# PCBs pulverized shaker table



## kjavanb123 (Sep 14, 2014)

All,

I have been busy experimenting with shaking table and pulverized PCBs. My homemade pulverizer takes in the whole board and pulverizes it to 60% fine powder and 40% -30 mesh.
Mixed the -30 mesh materials and ran them through my homemade shaker table, it cleaned the plastics and fiberglass from the grinded metallics. Table got clogged since I did not put any filtering for water pump, so some of the plastics from boards clogged the hose. Need some modifciation.

Here are some photos



Slags mostly plastics and fiberglass



Concentrates at the wrong side of table, due to bad set up.



And the shaker table, still needs some modfications



I am pretty positive that most of the SMDs and ICs are inside the -200 mesh size part of the boards. Which I will test once I completed my shaker table.

Regards
Kj


----------



## patnor1011 (Sep 14, 2014)

Your material has uneven size and shape.


----------



## Barren Realms 007 (Sep 14, 2014)

You really need to classify your material into different mesh sizes before running it on your shaker table. You will have better results if you do this.


----------



## kjavanb123 (Sep 14, 2014)

I already classified the pulverized materials using a mesh 30 on top of a mesh 200. I ran the mesh 30 ones.
Will use couple more screens.

Regards
Kevin


----------



## kjavanb123 (Sep 20, 2014)

Updates on my project, I used this hammer mill to pulverize the boards as whole to fine powder, after passing the fine powder through mesh 18,30 and 200, the following picture is what retained on top of mesh 200 screen.

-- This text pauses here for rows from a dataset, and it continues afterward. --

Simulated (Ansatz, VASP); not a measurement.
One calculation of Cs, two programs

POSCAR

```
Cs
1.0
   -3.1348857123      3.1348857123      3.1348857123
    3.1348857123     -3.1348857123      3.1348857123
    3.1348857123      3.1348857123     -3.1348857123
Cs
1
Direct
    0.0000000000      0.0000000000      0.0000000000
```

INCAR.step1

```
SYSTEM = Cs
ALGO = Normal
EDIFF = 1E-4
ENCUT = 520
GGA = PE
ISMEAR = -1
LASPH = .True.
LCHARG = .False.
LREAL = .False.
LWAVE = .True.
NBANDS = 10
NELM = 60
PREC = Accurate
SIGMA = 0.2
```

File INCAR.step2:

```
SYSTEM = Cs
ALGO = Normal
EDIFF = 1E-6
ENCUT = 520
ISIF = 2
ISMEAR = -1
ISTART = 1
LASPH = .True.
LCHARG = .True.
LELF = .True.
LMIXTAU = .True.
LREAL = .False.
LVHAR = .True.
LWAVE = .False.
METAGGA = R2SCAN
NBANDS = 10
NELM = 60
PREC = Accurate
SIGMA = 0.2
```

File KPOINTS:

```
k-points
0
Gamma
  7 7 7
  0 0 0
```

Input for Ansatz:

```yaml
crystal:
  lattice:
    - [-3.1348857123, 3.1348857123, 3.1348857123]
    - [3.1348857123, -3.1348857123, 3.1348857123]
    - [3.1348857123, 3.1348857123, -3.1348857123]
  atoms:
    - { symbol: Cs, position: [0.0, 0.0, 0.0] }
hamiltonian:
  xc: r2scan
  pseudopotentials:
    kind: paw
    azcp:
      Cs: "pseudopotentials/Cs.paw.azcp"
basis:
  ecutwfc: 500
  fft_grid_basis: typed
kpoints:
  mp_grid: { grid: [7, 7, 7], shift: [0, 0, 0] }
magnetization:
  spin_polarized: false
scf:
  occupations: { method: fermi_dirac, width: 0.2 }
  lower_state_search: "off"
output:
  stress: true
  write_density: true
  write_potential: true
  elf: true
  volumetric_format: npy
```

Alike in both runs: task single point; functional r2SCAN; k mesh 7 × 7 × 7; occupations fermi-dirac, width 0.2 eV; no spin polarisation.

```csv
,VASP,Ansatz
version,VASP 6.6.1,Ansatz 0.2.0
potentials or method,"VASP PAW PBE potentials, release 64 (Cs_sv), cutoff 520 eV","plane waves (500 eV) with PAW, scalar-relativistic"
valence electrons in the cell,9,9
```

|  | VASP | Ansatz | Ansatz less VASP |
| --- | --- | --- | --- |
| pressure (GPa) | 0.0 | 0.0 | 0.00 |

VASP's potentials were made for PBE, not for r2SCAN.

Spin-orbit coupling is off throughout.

It takes some times to make the materials to get into water, so I stirred the water in the mixung bucket prior to adding the fine powder to the water, added some liqd soap to break the surface tension, then ran it through my homemade blue bowl,

This is the metallic part, the gold bonding wires which grinded to fine powder visible by magnifier,



This is fiberglass and plastics or ceramics,



The total weight of fine powder is 9.48kg (20.88lbs). I will report the percentage of non-ferrous metals, ferrous metals, and plastics or fiberglass to total weight.


----------



## butcher (Sep 20, 2014)

I would do a test on the fine powder to see if you find gold that may have left the blue bowl, in a stannous chloride reaction, incinerate a sample, to remove organics and the HCl boil for tin and to help remove base metals, (copper chloride leach for copper) before trying to put any gold involved in solution for the test.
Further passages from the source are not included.